WW2 veteran who grew up in Shropshire will attend the Coronation just days before her 100th birthday
When Betty Webb received a large special delivery envelope in the post, she assumed it was her 100th birthday congratulations card from Buckingham Palace.
But when she opened it after a friend suggested it was a little too early for her up coming birthday she found, not a birthday card but an invitation to the Coronation.
The 99-year old, who grew up in Shropshire, was been honoured by the invite for her World War Two roles at Bletchley Park and then The Pentagon.
She said the invite has topped all the events in her long life including being presented with an MBE by the then Prince Charles and receiving the Legion D'Honneur from France.
Mrs Webb, who now lives in Worcestershire, was just 18, living in Aston-on-Clun and studying domestic science at Radbrook College, Shrewsbury, when the war broke out.
She was sent to the Government Code and Cypher School at Bletchley Park, where she worked with Major Ralph Tester to register undeciphered Enigma messages.

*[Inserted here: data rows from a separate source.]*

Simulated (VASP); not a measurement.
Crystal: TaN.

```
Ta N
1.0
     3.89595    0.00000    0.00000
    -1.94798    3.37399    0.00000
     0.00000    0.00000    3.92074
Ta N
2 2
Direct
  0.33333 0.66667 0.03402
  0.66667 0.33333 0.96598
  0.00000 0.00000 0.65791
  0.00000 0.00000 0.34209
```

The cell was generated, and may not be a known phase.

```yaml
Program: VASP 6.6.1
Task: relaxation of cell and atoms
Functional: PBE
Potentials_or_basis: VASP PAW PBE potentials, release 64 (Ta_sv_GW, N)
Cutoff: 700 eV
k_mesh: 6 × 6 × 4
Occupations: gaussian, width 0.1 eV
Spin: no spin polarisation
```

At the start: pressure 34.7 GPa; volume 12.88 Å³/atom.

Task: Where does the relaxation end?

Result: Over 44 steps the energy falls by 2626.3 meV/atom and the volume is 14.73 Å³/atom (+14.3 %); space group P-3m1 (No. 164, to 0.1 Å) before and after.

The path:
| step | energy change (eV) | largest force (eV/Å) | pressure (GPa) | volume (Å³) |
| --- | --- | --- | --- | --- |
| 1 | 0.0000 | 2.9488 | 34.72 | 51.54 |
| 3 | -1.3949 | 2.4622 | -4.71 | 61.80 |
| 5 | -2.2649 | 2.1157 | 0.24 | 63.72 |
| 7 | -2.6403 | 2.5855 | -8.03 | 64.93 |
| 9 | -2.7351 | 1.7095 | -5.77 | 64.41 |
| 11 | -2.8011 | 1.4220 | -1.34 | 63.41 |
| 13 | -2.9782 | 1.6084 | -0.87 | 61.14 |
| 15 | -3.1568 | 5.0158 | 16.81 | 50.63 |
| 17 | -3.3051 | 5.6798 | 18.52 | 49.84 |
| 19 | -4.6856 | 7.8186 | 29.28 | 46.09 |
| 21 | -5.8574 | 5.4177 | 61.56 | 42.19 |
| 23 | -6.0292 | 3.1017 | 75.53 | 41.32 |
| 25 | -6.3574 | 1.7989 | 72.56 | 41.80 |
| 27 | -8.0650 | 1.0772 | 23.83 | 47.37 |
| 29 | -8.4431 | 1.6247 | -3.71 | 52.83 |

It was only recently that she learned that the soon-to-be de-coded messages she had been ordered to catalogue – strings of letters and numbers – had in fact been communications between members of the SS and the Gestapo.
She found herself at Bletchley Park when she put on her army recruitment CV that she was bilingual and could speak German.
"I found myself being interviewed by an intelligence officer in London.
“When I started at Bletchley we were departmentalised in such a strict way so we were not allowed to discuss anything with anyone and had to sign the Official Secrets Act, which was really robust.”
She added: “It was only years later, from 1975, when the Official Secrets Act was lifted that we were finally allowed to talk about it all. I was rather pleased to know I had been working on an important part of the exercise. I do hope I made a contribution.”
Mrs Webb went on to paraphrase deciphered Japanese messages and then travel to America to work at The Pentagon.
“After I went back home, my parents were living in Richards Castle on the Herefordshire-Shropshire border and I had a bit of a rest and then went on to an intensive secretarial course, which stood me in good stead for a job and I started working at the grammar school.
“I eventually went back into the Territorial Army and worked as an officer up and down the country at several units.
"I ended up in Birmingham working as a recruitment officer for the Women’s Royal Army Corp.”
She has since written a book of her experiences called Secret Postings: Bletchley Park to the Pentagon, under her full name Charlotte Webb.
The soon-to-be centenarian, she will celebrate her 100th birthday days after the coronation, will be accompanied at the ceremony by her niece.